Belgian artist transforms home into giant doodle pad
Turning child’s play into a fully-fledged adult pass time
Imagine the excitement of bringing your unhinged childhood fantasies to life in adulthood.
Whether it’s leaving your bed unmade, keeping your hat on in the house or maintaining that money really does grow on trees, indulging in whatever might’ve landed you in trouble as a child boasts undeniable anarchic appeal as an adult.
This is certainly true for Belgian illustrator Jook Neyrinck, whose childhood dreams of drawing all over the walls, completely uninhibited, have come true, as she has transformed her entire home into a giant doodle pad.

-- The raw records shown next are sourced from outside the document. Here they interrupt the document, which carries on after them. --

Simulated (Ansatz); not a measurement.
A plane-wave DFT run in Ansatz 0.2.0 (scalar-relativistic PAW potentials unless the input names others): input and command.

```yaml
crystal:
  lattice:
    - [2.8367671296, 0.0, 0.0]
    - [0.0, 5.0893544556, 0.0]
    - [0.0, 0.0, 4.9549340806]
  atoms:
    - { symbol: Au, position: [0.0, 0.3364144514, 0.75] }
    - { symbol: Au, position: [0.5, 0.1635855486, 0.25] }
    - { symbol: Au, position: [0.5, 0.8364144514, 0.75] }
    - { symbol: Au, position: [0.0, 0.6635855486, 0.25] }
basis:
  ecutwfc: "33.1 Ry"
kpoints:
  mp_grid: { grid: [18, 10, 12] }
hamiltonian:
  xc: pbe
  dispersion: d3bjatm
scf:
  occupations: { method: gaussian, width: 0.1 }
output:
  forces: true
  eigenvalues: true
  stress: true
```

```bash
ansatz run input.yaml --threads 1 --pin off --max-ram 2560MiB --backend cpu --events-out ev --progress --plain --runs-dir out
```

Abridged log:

Yes, really. Every wall in her house has been stripped and painted white and artistically vandalised by Neyrinck’s intricate drawn worlds.
It’s a thrill for the visual artist’s young son, who can draw freely in the bathroom using wipe-away pens.
The 36-year-old’s artwork regularly depicts surrealistic scenes, featuring bizarre monster-like creatures and avant-garde, abstract figures.
The idea of the doodle home is that it gives Neyrinck and her family the opportunity to delve into their artistic imaginations with total spontaneity, allowing them to reflect their deepest subconscious thoughts through their artwork.

“By quickly drawing, barring any conscious thought, I am giving as much room as possible to my imagination,” she writes on Bored Panda.
“Soon after they are created, it’s as though my doodles have a life of their own.
"I want them to have all the room they need to flourish.”

In addition to decorating her entire home with her doodles, Neyrinck has also taken to drawing on her clothes and shoes.

“I have set my doodles free. I have let them loose, straight from my subconscious, into the world,” she adds.
Neyrinck graduated with a BA in graphic design in 2003 and regularly exhibits her pop-surrealism murals and doodle drawings around the world; she was also a finalist for the Lumen Art Prize in 2014.